As the Islamic Republic prepares for the funeral of the late Supreme Leader Ali Khamenei, one question looms large: will his son and successor, Mojtaba Khamenei finally emerge from hiding?
The near week-long ceremony starting on Saturday will be held across several Iranian cities as well as in Iraq, and is being presented by the regime as a demonstration of strength after months of war and political turmoil.
State media have drawn comparisons with the 1989 funeral of the Islamic Republic's founder, Ruhollah Khomeini, when officials claimed millions attended.
Determined to recreate that spectacle, the authorities are offering free visas for foreign nationals, including from Afghanistan, alongside complimentary accommodation and meals in an apparent effort to boost attendance. (Critics say the visa scheme may also encourage Afghan labourers to remain in Iran after the ceremonies.)
Despite the regime's efforts to project unity, uncertainty surrounds the man now leading the Islamic Republic after the death of his father on the first day of the war.
Mojtaba Khamenei has not been seen in public since the US strike on the Supreme Leader's compound in central Tehran in late February. Since then, Iranian media have published only written statements attributed to him.
His wife, Zahra Haddad-Adel, was killed in the same attack. A memorial service was held for her in Tehran on Wednesday, but Mojtaba was absent.
Zahra was the daughter of Gholam-Ali Haddad-Adel, one of Ali Khamenei's closest advisers and one of the Islamic Republic's most influential conservative figures. Haddad-Adel revealed only days ago that he had not been in contact with his son-in-law since the war began.
Even officials organising the funeral say they do not know whether Mojtaba will attend.
Ali Akbar Pourjamshidian, Iran's Deputy Interior Minister for Security Affairs and secretary of the committee overseeing the ceremonies, said the decision rested solely with the Supreme Leader's office and that organisers had received no information about whether he would appear.
The only public explanation for Mojtaba's disappearance came from Salar Velayatmadar, a member of parliament's National Security Committee, who claimed security officials had deliberately withheld all new images of the Supreme Leader so that enemies could not harm him through "witchcraft and occult sciences taught at universities such as Tel Aviv."
Mojtaba's prolonged absence has become a central issue in the fierce internal battle over negotiations with Washington.
Government negotiators insist they have his approval to pursue a deal with the US.
Hardline opponents reject that claim, pointing instead to a written statement attributed to Mojtaba in which he said that, "as a matter of principle", he held a different view.
They argue this demonstrates that the negotiating team, led by Parliament Speaker and former IRGC commander Mohammad Bagher Ghalibaf, never received authorisation to strike an agreement.
Pressure is therefore mounting on Mojtaba to appear publicly particularly at his father's funeral and make his position unmistakably clear.

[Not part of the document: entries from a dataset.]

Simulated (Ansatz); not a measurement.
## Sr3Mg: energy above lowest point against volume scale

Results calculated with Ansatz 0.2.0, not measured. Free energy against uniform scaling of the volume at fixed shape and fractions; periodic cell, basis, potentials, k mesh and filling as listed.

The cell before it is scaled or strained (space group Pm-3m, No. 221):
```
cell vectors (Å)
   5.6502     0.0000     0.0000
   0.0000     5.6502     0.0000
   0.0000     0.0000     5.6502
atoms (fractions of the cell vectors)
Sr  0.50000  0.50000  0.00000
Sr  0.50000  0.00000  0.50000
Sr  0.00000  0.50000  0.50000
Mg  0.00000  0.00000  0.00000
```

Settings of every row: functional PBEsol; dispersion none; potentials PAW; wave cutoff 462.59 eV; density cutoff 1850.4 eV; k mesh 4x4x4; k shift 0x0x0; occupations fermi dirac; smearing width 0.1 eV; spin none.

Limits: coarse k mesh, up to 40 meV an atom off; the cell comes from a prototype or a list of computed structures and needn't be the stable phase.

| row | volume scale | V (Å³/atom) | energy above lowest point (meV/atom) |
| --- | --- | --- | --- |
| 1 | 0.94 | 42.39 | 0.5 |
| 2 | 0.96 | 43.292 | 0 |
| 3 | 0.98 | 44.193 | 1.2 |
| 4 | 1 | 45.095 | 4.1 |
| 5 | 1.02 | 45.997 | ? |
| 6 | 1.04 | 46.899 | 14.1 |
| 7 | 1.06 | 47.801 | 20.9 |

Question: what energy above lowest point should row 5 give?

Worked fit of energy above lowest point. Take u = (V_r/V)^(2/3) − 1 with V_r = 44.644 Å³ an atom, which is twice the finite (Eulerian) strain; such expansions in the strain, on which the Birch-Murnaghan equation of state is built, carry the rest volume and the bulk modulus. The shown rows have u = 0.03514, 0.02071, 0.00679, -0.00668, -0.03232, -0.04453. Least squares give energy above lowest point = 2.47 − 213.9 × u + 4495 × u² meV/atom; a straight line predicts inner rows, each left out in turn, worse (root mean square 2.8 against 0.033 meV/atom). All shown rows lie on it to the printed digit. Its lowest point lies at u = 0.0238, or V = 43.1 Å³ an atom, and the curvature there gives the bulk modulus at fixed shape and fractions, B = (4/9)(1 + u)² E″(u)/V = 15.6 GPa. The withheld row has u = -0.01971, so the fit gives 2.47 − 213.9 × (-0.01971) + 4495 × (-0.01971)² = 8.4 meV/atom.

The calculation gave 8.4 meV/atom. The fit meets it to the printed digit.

Among the regime's most loyal supporters, the funeral is no longer being framed as a ceremony of mourning but as a rally against compromise with the US.
In an editorial published on Thursday, the IRGC-affiliated newspaper Javan declared: "We are not gathering to say goodbye. We must rise to avenge his blood."
The newspaper urged supporters to travel to Tehran "not only to bid farewell and take part in the funeral, but to join the gathering of those seeking vengeance for the martyred leader and to renew their pledge to the path he stood by until his final moments."
For the past four months, supporters of the Islamic Republic have held nightly rallies across Iranian cities in support of the regime and its new Supreme Leader.
Since the signing of the Memorandum of Understanding with the US, however, those demonstrations have increasingly turned into protests against the deal.
Crowds have chanted against senior officials and, in some cases, threatened President Masoud Pezeshkian with death if he ignores what they believe to be Mojtaba Khamenei's wishes.
Despite repeated government assurances that the Supreme Leader authorised the negotiations, many hardliners remain unconvinced. Having neither seen him in public nor heard him endorse the talks since the war began, they increasingly question whether such approval was ever given.
So significant has the anti-negotiation movement become that the Interior Ministry recently suggested the nightly demonstrations could be brought to an end after Ali Khamenei's funeral.
The announcement prompted hardline activists to urge supporters on social media to transform the funeral into their largest mobilisation yet, one final opportunity to pressure the leadership to abandon the agreement with Washington.
Senior IRGC commanders who support the deal have responded by warning they will prevent any attempt to "sow division" during or after the funeral.
Khamenei's funeral comes six months after the anti-regime uprising that swept across Iran and was brutally crushed by the Islamic Republic's security forces, leaving an estimated 42,000 people dead.
The protests, which called for the overthrow of the Islamic Republic, triggered the conflict that fundamentally reshaped Iran's political landscape.
The war killed many members of the regime's senior leadership, including Ali Khamenei himself, and left the Islamic Republic facing what many observers describe as the most fragile moment in its history.
Rather than bringing unity, Khamenei's funeral could expose the regime's deepening internal divisions.